Mr Godfrey has said:

“He was not in proper control of the vehicle and that was because he was taking nitrous oxide while at the wheel of his van.”

The prosecutor said the substance - which is known as laughing gas or hippy crack - affects the central nervous system, slowing reactions and causing a person to experience feelings of euphoria, dizziness, fits of giggles, drowsiness, loss of muscle control and can affect a person’s judgement.

Witnesses

Other drivers that night saw Thompson’s van veering between the two lanes of the dual carriageway.

Mr Godfrey said motorist Gillian Lacey had reached the junction for Chesham and Berkhamsted when her attention was drawn to the van.

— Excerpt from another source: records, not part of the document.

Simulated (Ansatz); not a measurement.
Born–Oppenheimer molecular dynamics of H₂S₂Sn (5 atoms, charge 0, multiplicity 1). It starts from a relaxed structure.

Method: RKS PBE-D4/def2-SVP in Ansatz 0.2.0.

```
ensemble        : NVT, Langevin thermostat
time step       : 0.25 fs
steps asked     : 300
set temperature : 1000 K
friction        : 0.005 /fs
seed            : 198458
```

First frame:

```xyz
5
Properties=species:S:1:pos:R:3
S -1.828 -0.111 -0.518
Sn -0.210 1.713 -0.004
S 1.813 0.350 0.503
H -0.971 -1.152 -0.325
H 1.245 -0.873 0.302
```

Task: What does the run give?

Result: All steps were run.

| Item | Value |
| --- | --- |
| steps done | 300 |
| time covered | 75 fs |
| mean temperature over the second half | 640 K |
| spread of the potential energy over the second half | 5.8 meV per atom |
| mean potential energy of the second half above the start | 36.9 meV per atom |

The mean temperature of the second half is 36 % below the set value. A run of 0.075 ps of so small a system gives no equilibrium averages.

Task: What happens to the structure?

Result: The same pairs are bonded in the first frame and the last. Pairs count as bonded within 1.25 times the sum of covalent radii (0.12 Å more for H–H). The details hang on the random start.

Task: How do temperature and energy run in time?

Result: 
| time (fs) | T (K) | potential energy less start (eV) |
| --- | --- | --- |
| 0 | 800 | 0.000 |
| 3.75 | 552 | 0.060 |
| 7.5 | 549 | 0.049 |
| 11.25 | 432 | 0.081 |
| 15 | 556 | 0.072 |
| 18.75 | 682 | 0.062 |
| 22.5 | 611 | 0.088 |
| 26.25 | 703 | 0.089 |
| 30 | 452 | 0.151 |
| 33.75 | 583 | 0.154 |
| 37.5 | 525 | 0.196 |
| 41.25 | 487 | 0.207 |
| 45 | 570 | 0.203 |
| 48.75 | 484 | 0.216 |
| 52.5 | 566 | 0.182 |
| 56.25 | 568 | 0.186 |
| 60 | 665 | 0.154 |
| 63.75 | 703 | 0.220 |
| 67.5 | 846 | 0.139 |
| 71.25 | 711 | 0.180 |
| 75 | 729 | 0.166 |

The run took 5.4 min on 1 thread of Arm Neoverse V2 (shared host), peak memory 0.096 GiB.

“She estimated it was going at 80mph in the fast lane and saw it swerve from the fast lane and go very close to the car in front in the slow lane,”

Mr Godfrey told the court:

“He had a large inflated balloon in one hand and the the steering wheel in the other.”

What happened

Judge Richard Foster hearing the case was told that Thompson suffered only minor injuries in the crash and when police arrived told the officers: “Something came out.”

The prosecutor went on:

“He said a deer had run out in front of him and he had swerved to miss it and clipped the rear of the Micra.”

But with the discovery of the balloons and gas cannisters as well as the “cracker” accident investigators quickly established he was lying.

The van’s electronic system showed the driver’s foot had been on the accelerator and not the brake at the time of the collision and it’s speed when it struck the Micra would have been in excess of 78 miles per hour.

After his arrest at the scene he was cautioned and replied to the officers:

“Well I haven’t done anything wrong.”

Mr Godfrey said:

“The cause of the collision was his loss of control of the vehicle because he was preoccupied with inflating a balloon with nitrous oxide found in the van.”

He said the process of transferring the gas into the balloon with the aid of the “cracker” would have been an “intricate process”, which a careful and competent driver would not have undertaken while driving.

The court also heard that when Thompson’s mobile phone was examined police investigators discovered a series of photos of him in his car with balloons held to his mouth.

There was also a photo of a speedometer showing the dial at 110 miles per hour.

Families of victims left devastated

Jean’s son Mark who was driving the women home that night has been left suffering anxiety and feelings of guilt.

In a victim impact statement read to the court he said:

“I can’t help but feel it would have been better for everyone if I had not survived.”

Donal Lawler defending Thompson said:

“He did not intend this to happen, but he has had to live with and deal with the consequences of his utterly reckless actions.”

Mr Lawler said Thompson of The Pony Field, Marroway in Weston Turville  has learning difficulties and as a result was finding it “extremely hard” to process what has happened.

He said his client had written a letter expressing his deep sadness for the heartbreak he had caused both families.

“He said he deserves the prison sentence he now faces.

 “He was lacking in consequential thinking, lacking in maturity,” he said.

Passing sentence Judge Foster told Thompson:

“ This is one of the worst cases of dangerous driving there can ever be”

“Those who drive owe a high duty of care to fellow road users.

"You failed miserably in that duty by your decision to drive as you did and take nitrous oxide as you did and inhaling it at the time of the accident.”

He jailed him for nine years and 10 months and banned him from driving for six-and-a-half years.

Nitrous oxide has legitimate uses and is often used in catering aerosol cans.